[‘Round the World] Finished

['Round the World] Finished

I have wanted to make a quilt with lots of dots since I started quilting. These dots slowly made their way into my stash (specifically, Michael Miller Ta Dot prints (with no white or black) as well as a few Anna Maria Horner Polka Line prints, which are the same scale as Ta Dot).

When I saw Allison’s (Cluck. Cluck. Sew.) raw-edge circle quilt, it immediately went on my list of quilts designs to try. Luckily, there’s a tutorial.

I needed wanted to make a gender neutral baby quilt and I thought the raw edge circles + polka dots would be a perfect combination for that.

['Round the World] Finished

I then added some Kona solids — solids that match the dot colors (not background colors) —to give the eye a place to rest.

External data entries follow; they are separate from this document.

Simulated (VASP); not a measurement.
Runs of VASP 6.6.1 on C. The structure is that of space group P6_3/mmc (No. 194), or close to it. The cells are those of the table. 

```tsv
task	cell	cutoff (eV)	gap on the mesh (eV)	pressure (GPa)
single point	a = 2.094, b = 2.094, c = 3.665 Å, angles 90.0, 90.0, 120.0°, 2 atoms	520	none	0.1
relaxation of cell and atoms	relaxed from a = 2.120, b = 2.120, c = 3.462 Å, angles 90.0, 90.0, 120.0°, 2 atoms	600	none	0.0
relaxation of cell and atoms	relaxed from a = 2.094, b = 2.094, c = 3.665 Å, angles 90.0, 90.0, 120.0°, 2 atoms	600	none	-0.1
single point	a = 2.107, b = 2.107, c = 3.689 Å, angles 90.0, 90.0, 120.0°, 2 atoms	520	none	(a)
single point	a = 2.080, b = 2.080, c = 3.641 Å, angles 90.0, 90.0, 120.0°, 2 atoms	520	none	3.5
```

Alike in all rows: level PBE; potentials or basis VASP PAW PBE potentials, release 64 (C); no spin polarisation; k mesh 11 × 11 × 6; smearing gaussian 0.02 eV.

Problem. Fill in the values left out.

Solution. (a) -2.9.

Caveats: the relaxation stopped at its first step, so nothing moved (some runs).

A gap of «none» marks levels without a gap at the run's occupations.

To appliqué the circles and straight-line quilt, I used a 20-weight rainbow variegated thread and I love how the thicker thread stands out on the bright quilt.

As I was making this quilt, my girls kept calling it the pizza-pie fabric and my husband said it would give a baby seizures, but I disagree.

['Round the World] Finished

For the backing, I used a colorful Alexander Henry print from the Good Earth collection plus a strip of coordinating solids.

['Round the World] Finished

This quilt does not have my new labels on it because I got my label supplies one day after I finished the quilting. The next quilt will incorporate them though.

I was so, so close to loving how this quilt turned out. Then, I washed it. You could say that I learned how not to raw-edge appliqué with this quilt. I much prefer the other lesson I learned while making this quilt. Darn circles. (I wonder if the raw-edge appliqué issues were because of the heavy weight thread??). Some of my raw edges unraveled a little too much and were just a wash or two away from coming apart from the quilt.

I tried a few different ways to fix my problem…

['Round the World] Finished

First, I outlined the inside of the circles with another line of sloppy stitches, thinking this would keep the circles from coming apart from the quilt. But, because of how I constructed the circles, this was not a solution at all; as it would expose the batting if the fabric unraveled more.

['Round the World] Finished

Luckily, I liked how the extra outlining looked on the back, so I left the outline stitches that I did in the quilt (I only did a row of circles with the outlining).

['Round the World] Finished

Next, I tried using a wiggly decorative stitch to sew all around the edge of a circle. I did not like how this turned out but I thought I would damage the fabric removing those stitches, so they stayed in the one circle that I stitched like this.

['Round the World] Finished

Last, I used a zig-zag stitch, but used it only where needed on the raw edge. I like to call this look the Frankenstein. While I don’t hate how the Frankenstein stitches look and I would have much preferred not to have had to patch my circles in this way.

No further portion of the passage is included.